The second purpose of Civil Code, section 4507 is to make clear that the irreconcilable differences sufficient to justify dissolution of marriage must be substantial as opposed to trivial or minor. (See Comment, The End of Innocence: Elimination of Fault in California Divorce Law, supra, at p. 1321.) As stated in the Report of 1969 Divorce Reform Legislation of the Assembly Committee on Judiciary (4 Assem. J. (1969) at p. 8058): "The test of irreconcilability will be met when, according to Civil Code, Section 4507, the differences sought to be proved are 'substantial reasons for not continuing the marriage and which make it appear that the marriage should be dissolved.'" [10] Thus, reading Civil Code, sections 4506, subdivision (1) and 4507 together, irreconcilable differences which have caused the irremediable breakdown of the marriage refers to the [28 Cal. App. 3d 119] existence of substantial marital problems which have so impaired the marriage relationship that the legitimate objects of matrimony have been destroyed and as to which there is no reasonable possibility of elimination, correction or resolution.

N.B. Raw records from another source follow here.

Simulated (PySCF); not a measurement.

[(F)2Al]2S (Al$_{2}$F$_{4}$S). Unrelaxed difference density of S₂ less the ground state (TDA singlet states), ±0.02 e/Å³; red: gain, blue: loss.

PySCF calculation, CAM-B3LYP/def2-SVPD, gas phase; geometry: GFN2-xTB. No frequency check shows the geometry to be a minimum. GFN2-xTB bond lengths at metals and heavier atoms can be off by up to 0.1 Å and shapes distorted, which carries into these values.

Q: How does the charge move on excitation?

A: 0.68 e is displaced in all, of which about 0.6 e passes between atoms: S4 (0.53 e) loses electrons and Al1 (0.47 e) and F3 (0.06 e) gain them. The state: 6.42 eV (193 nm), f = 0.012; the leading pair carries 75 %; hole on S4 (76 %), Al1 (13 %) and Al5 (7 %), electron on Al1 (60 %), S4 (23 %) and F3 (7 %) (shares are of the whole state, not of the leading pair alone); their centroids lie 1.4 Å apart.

Unfair and Unjust Impact of the Family Law Act

[11] Under this head, it is asserted that the elimination of the fault concept in dissolution proceedings is unjust and unfair because it permits a spouse guilty of morally reprehensible conduct to take advantage of that conduct in terminating marriage against the wishes of an entirely unoffending spouse. While this may be true and while such a result may be offensive to those steeped in the tradition of personal responsibility based upon fault, this contention presents no issue cognizable in the courts. After thorough study, the Legislature, for reasons of social policy deemed compelling, has seen fit to change the grounds for termination of marriage from a fault basis to a marriage breakdown basis. (See Report of 1969 Divorce Reform Legislation of the Assembly Committee on Judiciary (4 Assem. J. (1969)) supra, at p. 8057; see also In re Marriage of McKim, supra, 6 Cal.3d at pp. 678-679.) "It is not the province of the courts to inquire into the wisdom of legislative enactments." (Harsco Corp. v. Department of Public Works, 21 Cal. App. 3d 272, 279 [98 Cal. Rptr. 337].)

Affirmed.

Tamura, J., and Gabbert, J., concurred.

FN 1. On this issue Husband testified as follows:

"Q. Have irreconcilable differences led to an irremediable breakdown of this marriage?

"A. Yes.

"Q. Have you attempted to seek reconciliation in regards to this matter?

"A. No, sir.

"Q. Do you think it would do any good?

"A. No.

"The Court: Do you think that with further passage of time that you and Mrs. Walton would reconcile?

"The Witness: No."

Husband was not cross-examined on this point. As to irreconcilable differences the only testimony of Wife was as follows:

"Q. Now, you have filed a response to the petition under oath wherein you requested a separation, as opposed to a dissolution. Do you recall that?

"A. Yes.

"Q. Are you still of a mind that you do not want a dissolution of the marriage?

"A. Yes.

"Q. Is that in spite of your allegation of irreconcilable differences?

"A. Yes."

FN 2. In any event the contention that under the Family Law Act the responding spouse is precluded from showing that irreconcilable differences do not exist is without merit. As recently pointed out by the California Supreme Court: "Under the Family Law Act the court, not the parties, must decide whether the evidence adduced supports findings that irreconcilable differences do exist and that the marriage has broken down irremediably and should be dissolved. [Fn. omitted.]" (In re Marriage of McKim, 6 Cal. 3d 673, 680 [100 Cal. Rptr. 140, 493 P.2d 868]; see Civ. Code, §§ 4507, 4508, 4511.) "Although the Legislature intended that as far as possible dissolution proceedings should be non-adversary, eliminating acrimony, it did not intend that findings of the existence of irreconcilable differences be made perfunctorily." (In re Marriage of McKim, supra, 6 Cal.3d at p. 679.) The court is to dissolve the marriage only when it has determined from the evidence "that there are irreconcilable differences, which have caused the irremediable breakdown of the marriage." (Civ. Code, § 4508.) Where necessary to its determination, the court is given discretion to receive evidence of specific acts of misconduct (Civ. Code, § 4509), but, in exercising this discretion, the court should bear in mind that one of the principal purposes for the change from dissolution on a fault basis to a marital breakdown basis was the desire to eliminate acrimony and devisiveness and to provide "a conciliatory and uncharged atmosphere which will facilitate resolution of the other issues and perhaps effect a reconciliation." (Report of 1969 Divorce Reform Legislation of the Assembly Committee on Judiciary [4 Assem. J. (1969) p. 8054 at p. 8058]; see In re Marriage of McKim, supra, 6 Cal.3d at p. 679.)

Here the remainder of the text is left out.